Reza Aslan’s Zealot.


Much was made over Reza Aslan’s Fox News interview.  Even before the interview I was intrigued by Aslan’s latest book Zealot: The Life and Times of Jesus of Nazareth.  I read Aslan’s other book No God But God, a history and explanation of Islam. I  found his work interesting and easy to follow, and I have a habit of reading familiar authors.  Then  I watched the ridiculous Fox interview on YouTube, which merely propelled my interest forward and ordered the book for my birthday.

Religious studies professor, Dale Martin, in The New York Times was dismissive of Zealot.  Aslan took a pasting in The Nation.  Right wing blogs and their packs of commentators are nothing short of disgraceful bogs of hate-filled ignorance written by those who hate Islam and never set eyes on the book’s dust jacket. (Full dislosure; I’ve included Pamela Geller’s blog as an example, but there’s lots of others. The comments that follow are particularly tasty.)

Aslan’s thesis is that Jesus was a historical figure, a poor illiterate peasant from Nazareth that challenged the Jewish and Roman social order through his teachings.  He was arrested for disrupting the lucrative trade in the Temple, and was crucified for sedition against Roman law. Aslan also asserts it was Jesus’ intent to bring about God’s kingdom on earth through violent resistance not only to the Roman Empire but to the Temple priesthood that seemed to prey on the the Jews of Palestine.

There isn’t much historical evidence to support or refute much of what Aslan suggests.  Instead, Aslan tries to create a meaningful context for understanding the the historical world and historical Palestine Jesus lived in.  By removing him from the gospels, written by admirers with important agendas decades after his death, Aslan tries to draw some logical conclusions about Jesus based on what is known about the place, culture and time.

Aslan suggests Jesus likely was not born in Bethlehem, that Herod’s massacre of infant sons,  is apocryphal. Described in Matthew’s gospel, it is simply too horrendous not to be mentioned elsewhere.  Rather, he suggests Jesus was born in Nazareth, in the rough and tumble region around the Sea of Galilee.  According to Aslan, he was extremely poor, the area having little employment for carpenters.  Jesus was almost certainly illiterate.  Aslan describes a region that was in demographic ferment, with many people seeking their living in the cities: Jerusalem, Sepphorus, and Tiberias.  Agrarian poverty spawned a host of rebellious leaders and that Jesus was simply one of many.  Aslan describes the important role of the priesthood, and focal point of the Temple in Jerusalem, as well as it’s economic support to the priestly caste and in the collection of Roman taxes.  It is his contention the disruption of the money changers, freeing sacrificial animals and disrupting the sacrifices in the Temple led to Jesus’ arrest and ultimately crucifixion for sedition.

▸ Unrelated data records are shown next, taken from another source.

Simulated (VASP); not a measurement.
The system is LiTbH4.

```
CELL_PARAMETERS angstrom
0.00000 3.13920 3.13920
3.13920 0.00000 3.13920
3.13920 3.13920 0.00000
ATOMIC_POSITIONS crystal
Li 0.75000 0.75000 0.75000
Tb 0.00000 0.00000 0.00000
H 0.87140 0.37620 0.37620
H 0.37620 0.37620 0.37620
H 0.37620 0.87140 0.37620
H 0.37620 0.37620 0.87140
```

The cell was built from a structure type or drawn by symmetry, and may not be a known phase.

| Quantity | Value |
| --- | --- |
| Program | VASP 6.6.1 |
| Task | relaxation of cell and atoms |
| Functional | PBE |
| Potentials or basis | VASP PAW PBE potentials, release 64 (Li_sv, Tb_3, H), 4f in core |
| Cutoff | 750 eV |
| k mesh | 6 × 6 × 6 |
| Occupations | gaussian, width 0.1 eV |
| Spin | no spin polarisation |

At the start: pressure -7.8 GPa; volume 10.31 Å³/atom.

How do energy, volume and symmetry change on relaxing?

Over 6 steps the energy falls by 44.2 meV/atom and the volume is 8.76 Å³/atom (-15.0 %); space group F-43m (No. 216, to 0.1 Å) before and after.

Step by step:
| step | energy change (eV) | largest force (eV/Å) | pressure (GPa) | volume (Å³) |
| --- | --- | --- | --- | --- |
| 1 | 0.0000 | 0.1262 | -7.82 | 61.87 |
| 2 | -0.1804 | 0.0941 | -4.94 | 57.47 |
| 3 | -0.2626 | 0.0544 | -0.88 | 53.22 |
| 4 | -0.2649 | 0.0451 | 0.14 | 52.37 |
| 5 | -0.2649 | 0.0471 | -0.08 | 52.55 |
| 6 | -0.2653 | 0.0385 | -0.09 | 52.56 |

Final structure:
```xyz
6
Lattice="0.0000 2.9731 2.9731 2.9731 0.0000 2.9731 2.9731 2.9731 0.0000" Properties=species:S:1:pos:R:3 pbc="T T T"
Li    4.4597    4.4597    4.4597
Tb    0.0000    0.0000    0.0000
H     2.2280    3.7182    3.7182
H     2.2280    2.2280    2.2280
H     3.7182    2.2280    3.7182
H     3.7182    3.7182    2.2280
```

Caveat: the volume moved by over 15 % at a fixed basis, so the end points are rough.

Further, he’s illustrated the development of early Christianity from its roots as a branch of the what he terms “the Jewish cult” and its early leadership under Jesus’ poor, illiterate brother James in Jerusalem. From there he traces evangelical advocacy through the Hellenistic writers of the gospels, to the splintering of Christianity by Paul of Tarsus between those who viewed Christ as man, and Christ as living god on earth. The book ends in the 4th century C.E. with the Council of Nicaea deciding in favor of the Pauline interpretation.

One criticism of the book that is perfectly valid is Aslan’s use of the gospels of Matthew, Mark, Luke and John, as well as the Q gospel in his work.  Aslan is quite critical of these writers, coming as they did decades after Jesus’ death, representing a Hellenistic rather than Jewish perspective, and providing a megaphone for nascent Christianity.  Yet the book is filled with quotes from them to support many of the points he makes.  This is, at the very least, difficult to understand.

Reza Aslan

Reza Aslan

Does it work?  Well, it did for me.  But, I am not a biblical scholar, a religions scholar, nor do I have a dog in this fight. Aslan produced a very accessible, very well-written narrative that makes logical sense.  Further, Aslan, no fool, anticipated at least some blowback and discusses his sources in his lengthy notes at the end of the narrative.  He acknowledges in advance there will be those scholars that agree with him and those who will not.  There are critics, such as Martin, that  suggest Aslan has not constructed anything new, has built on the works of others, and have cherry-picked the facts he’s used to support his conclusion.  I am not in a position to confirm or deny this.  However, I will say Zealot is highly readable, and easily understandable to a mass audience interested in a glimpse inside the historical factors that may have shaped Jesus’ mission and execution by Rome.

To those that question Aslan’s motives in writing the book, my first suggestion is to read it.  At 215 pages of text it is not long, and the words are not that big. It is amazing that so many, including apparently Fox interviewer Lauren Green, have been so critical of Aslan and his book, without apparently knowing what’s inside of  it. Aslan does not disparage Jesus, the resurrection or Christianity.  Rather he tries to separate the historical Jesus from the Christ, the religious figure.  I am mortified that any thinking American would question his motives for writing it. If anything it’s encouraged me to learn more, maybe even read the gospels.

But, to the point, it is outrageous there are those who question the right of a Muslim to write a book about Jesus.  Of the top ten selling books on Islam on Amazon, nearly all of them are written by writers with Western names. Lots of Espositos, Armstrongs and Hazeltons. If nobody is questioning a Westerner’s credentials to write about Islam, why the firestorm over Aslan’s.  Oh, and lest I forget one of my favorites, weighing in at number 22 What Every American Needs to Know About The Qu’ran: A History of Islam and the United States by William Federer.  Federer is writes about the importance of Christian faith in American history and has written this nasty tome, yet nobody has castigated him for his bias or for disparaging another religion.  But he has been a guest on several Fox programs.  I guess I missed those videos.

To wrap up-it’s worth a read.  I give it four stars out of five.